“This has been a brutal year for a farmer,” says Robert Mishler, known as “Farmer Bob” to many of his clients.
The drought and excessively high temperatures have destroyed crops throughout the state, leaving farmers with nowhere near the harvests they’ve produced in the past. Some of the fruits and vegetables that do make it to market have been stunted, though no less flavorful.
No one knows what Mother Nature is going to dish up from season to season. So, is it any wonder that Mishler has named his spread of land in Seguin Uncertain Farms?
Mishler had to take up most of his summer plants in August. That was when he wanted to begin fall planting. Now, that is on hold until later this month as the heat and dry weather persist.
Yet Farmer Bob has been at the Legacy, north of Loop 1604 at U.S. 281, every Sunday morning for the weekly farmers market there. He offers some fresh produce provided to him by other farmers he works with, all sold from his tricked-out truck that resembles an old-fashioned roadside fruit stand. He also sells his extensive series of canned goods, ranging from his extremely popular Candied Jalapeños to jellies and Peach Butter to Onion Garlic Glaze, which is perfect on sandwiches. These products are all sold under the McircleM label. (In the center of the logo is a picture of Mishler’s mom, Carol Mishler, who lives in Cibolo.) New this year are chutneys, which have proven popular alongside the more traditional mix of salsas, relishes and chowchows.
“I want to start doing some mustards,” says Mishler, who has a generous supply of energy and creativity for coming up with new products.
Mishler can also be found at the farmers market in Corpus Christi on the first Saturday of the month and Goliad on the second Saturday for their markets. The new market in Corpus was so welcomed by the locals that on the first Saturday they bought every last jar he had brought with him.
Farming is not an easy business, and it’s more than a matter of growing good fruits and vegetables. You have to be a salesman to attract customers great and small. Mishler has joined forces with several other farmers to provide area restaurants with fine, locally grown products.
“We’re probably 50 percent chef-driven,” he says, adding, “That doesn’t mean they purchase 50 percent of everything I grow.”
But if a chef likes his product, he or she could buy most, if not all, of Mishler’s crop. This year, he sold 90 percent of his heirloom tomatoes, as well as other fresh produce, to the Westin La Cantera and its fine dining restaurant, Francesca’s at Sunset. The restaurant, in turn, mentions Uncertain Farms on the menu. This lets customers know the flavorful food on their plates is regionally produced and brought to the table with as small a carbon footprint as possible.

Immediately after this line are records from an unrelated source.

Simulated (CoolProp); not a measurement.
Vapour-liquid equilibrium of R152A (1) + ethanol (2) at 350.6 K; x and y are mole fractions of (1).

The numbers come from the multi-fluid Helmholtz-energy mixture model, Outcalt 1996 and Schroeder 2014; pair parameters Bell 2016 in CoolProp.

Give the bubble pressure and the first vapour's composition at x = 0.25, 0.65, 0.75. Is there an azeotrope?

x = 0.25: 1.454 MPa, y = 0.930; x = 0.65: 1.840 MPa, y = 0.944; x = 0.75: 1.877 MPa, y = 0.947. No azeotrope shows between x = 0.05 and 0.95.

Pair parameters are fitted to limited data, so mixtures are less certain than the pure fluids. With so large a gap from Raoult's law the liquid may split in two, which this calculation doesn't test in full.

The resort’s chefs, including Ernie Estrada at Francesca’s, also know they can go to Farmer Bob and ask him to grow something especially for them.
The Westin also uses Mishler’s Candied Jalapeños in a cocktail made with sparkling wine that provides guests with a sweet-hot kick to match the effervescent nature of the wine.
Robert Mishler moved to Seguin in 1989. After years of driving 18-wheelers, he bought his current farm in 1998. It’s a 17-acre spread with only five acres currently being farmed.
Part of that property features a new greenhouse that uses its space economically by growing plants in tiers, starting with baskets hanging from the ceiling and cascading down to the floor.
“We did real well with greens last winter,” he says, adding that he grew a lively mix of bok choy, mixed salad greens and arugula among others.
Each row is a different variety of green, with names like tatsoi and red Russian, that people like in a loose leaf mix.
The public doesn’t know what to do with every plant that Mishler has brought to market. Last fall, he had to get them used to bok choy, a type of Chinese cabbage. “They didn’t know what it was,” he says, adding that he only sold four or five plants the first weekend he offered them.
“I can’t take that loss,” he says. So, his answer was to take the entire plant, roots and all. That way, if some didn’t sell, it could continue to grow. The plants grew, and so did many customers’ taste for the tender green. Bok choy is delicious steamed by itself or in stir-fries with other vegetables. (If you don’t know what to do with something you see at a farmers market, just ask the vendor what to do with it. Chances are, the answer will be simple and designed to showcase the item’s flavor at its freshest.)
This fall, and water willing, Mishler will be trying his hand at hydroponics. “I’m looking to do Bibb and small head lettuces,” he says.
In the meantime, he’s gotten his land ready for planting, and the break in the heat that swept over the area this week has him raring to go. “I have held off planting as yet, but this cool down for the last few days has got me ready to plant,” he says. “I have prepped some beds and have the seed on hand. I’m hoping for a good fall-winter harvest.”